The proposed change has been long in the making. Since the beginning of women’s studies, issues of gender and sexuality have been integral to the discipline and are currently at the forefront of scholarship in the field. Even a glance at the Committee’s website shows that a huge number of the faculty affiliated with Committee have research interests in questions of gender and sexuality. In the last several years the overlap has become even more striking: Professor of Romance Languages and Literatures Bradley S. Epps, a member of the Committee, has published papers in the journal Homosexuality and Psychoanalysis, and Senior Lecturer in Women’s Studies Kath Weston has contributed to works like Gender Me and Families We Choose.
And this demand is also driven by clearly demonstrated student interest. Last year, fully four out of seven senior theses presented to the committee had gender identity and sexuality as a major focus of their inquiries and the remaining ones wove those issues into a more traditional women’s studies framework.
Our peer institutions, including Brown, Columbia, Cornell, Dartmouth, Princeton, Yale, Duke, University of Chicago and NYU, all have programs that include gender and/or sexuality in their titles. Scholarship in women’s studies has in recent decades turned toward an increased focus on the ways in which identities are socially constructed. Theories that today deconstruct the role of gender, race, sexuality and class identity, employ similar approaches as those initially used to explore the role of women. This includes the recognition that gender regulates the behavior of both men and women, and that it is consequently difficult to study women independently of questions of gender and sexuality.
Scholarship on women has always included perspectives of gender and sexuality in order to understand the historical and theoretical position of women. It is therefore not a coincidence that when a movement of students and faculty at Harvard tried to gain recognition for gender and sexuality studies as a valid discipline, the majority of the faculty members supportive of the initiative were already affiliated with CDWS.
Some have argued that combining women’s studies with gender and sexuality studies will dilute the two fields, and that it would be a better idea to have two separate committees. While this is a valid concern, the deliberations of the CDWS’s full faculty revealed that this would serve only to hinder the interdisciplinary nature of the field and construct artificial boundaries. After all, when the list of instructors for any new department would be nearly identical to that of the current CDWS, it is clear that the administrative cost would needlessly increase without any appreciable academic gain.
CDWS is committed to enhancing the study of gender and sexuality without compromising students’ ability to engage in a serious study of women’s history or feminist theory. We are confident that in the long run this change will represent more than a semantic shift, but one that allows CDWS to expand its offerings without sacrificing its current strengths.

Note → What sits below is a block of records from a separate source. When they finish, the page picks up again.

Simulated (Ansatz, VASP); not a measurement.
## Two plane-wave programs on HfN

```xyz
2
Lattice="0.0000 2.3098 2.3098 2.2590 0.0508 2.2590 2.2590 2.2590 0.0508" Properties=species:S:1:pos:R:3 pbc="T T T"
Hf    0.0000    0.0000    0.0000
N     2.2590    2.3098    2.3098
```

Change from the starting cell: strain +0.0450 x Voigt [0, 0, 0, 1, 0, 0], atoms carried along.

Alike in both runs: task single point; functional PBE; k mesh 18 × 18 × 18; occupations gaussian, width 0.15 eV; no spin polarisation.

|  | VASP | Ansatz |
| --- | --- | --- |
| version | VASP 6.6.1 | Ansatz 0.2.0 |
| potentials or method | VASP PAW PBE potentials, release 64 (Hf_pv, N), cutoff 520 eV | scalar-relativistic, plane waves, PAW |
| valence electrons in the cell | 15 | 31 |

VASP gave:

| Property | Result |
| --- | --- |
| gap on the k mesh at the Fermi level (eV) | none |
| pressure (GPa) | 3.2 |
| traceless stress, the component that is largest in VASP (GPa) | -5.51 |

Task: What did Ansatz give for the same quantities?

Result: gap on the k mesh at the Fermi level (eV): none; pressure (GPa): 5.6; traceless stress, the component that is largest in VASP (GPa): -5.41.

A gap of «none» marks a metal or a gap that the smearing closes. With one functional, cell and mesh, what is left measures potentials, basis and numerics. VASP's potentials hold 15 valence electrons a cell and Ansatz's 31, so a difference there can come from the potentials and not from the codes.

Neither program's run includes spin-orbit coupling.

Further, some faculty members have questioned whether the word “women” should be dropped from the new name. While some other schools have done this, we do not want to forget or make invisible the role of women in current scholarship, nor do we want to neglect the history of CDWS. Preserving the word “women” in the title is particularly important in light of the history of women at Harvard, one of the last leading universities to admit women as equal students (it was only in 2000, after all, that female graduates of Harvard didn’t have a Radcliffe seal singling out their diplomas as ‘separate but equal’), and one of the last to legitimize women’s studies with a standing committee. By keeping “women” in the title, we wish to emphasize that a focused study of women is still necessary in academic discourse.
This name change for womens’s studies is only one more step in a decades-long enterprise of bringing academic recognition to the study of women, gender and sexuality at Harvard and beyond. But we still have a long way to go in order for this change will infuse the spirit as well as the nomenclature of the committee. As the offerings expand in gender and sexuality as well as traditional women’s studies, as the faculty and University support increases and as the field continues to innovate, we look forward to the day when women’s studies becomes a full department. After all, on Nov. 18, when the faculty considers the committee’s most recent proposal for name change, many members of the committee who are experts in the field will be unable to even attend the meeting, because CDWS, after 21 years, still has not gained the departmental status that would allow them to be granted voting tenure-tracked positions.
On Friday, it is our hope that the Faculty will take into account the importance of recognizing women, gender and sexuality studies as a crucial element of academic study and vote in favor of this proposal.
Margaret C.D. Barusch ’06 of Dunster House, Christopher R. Hughes ’06 of Kirkland House and Elise D. Wang ’06 of Adams House are women’s studies joint concentrators.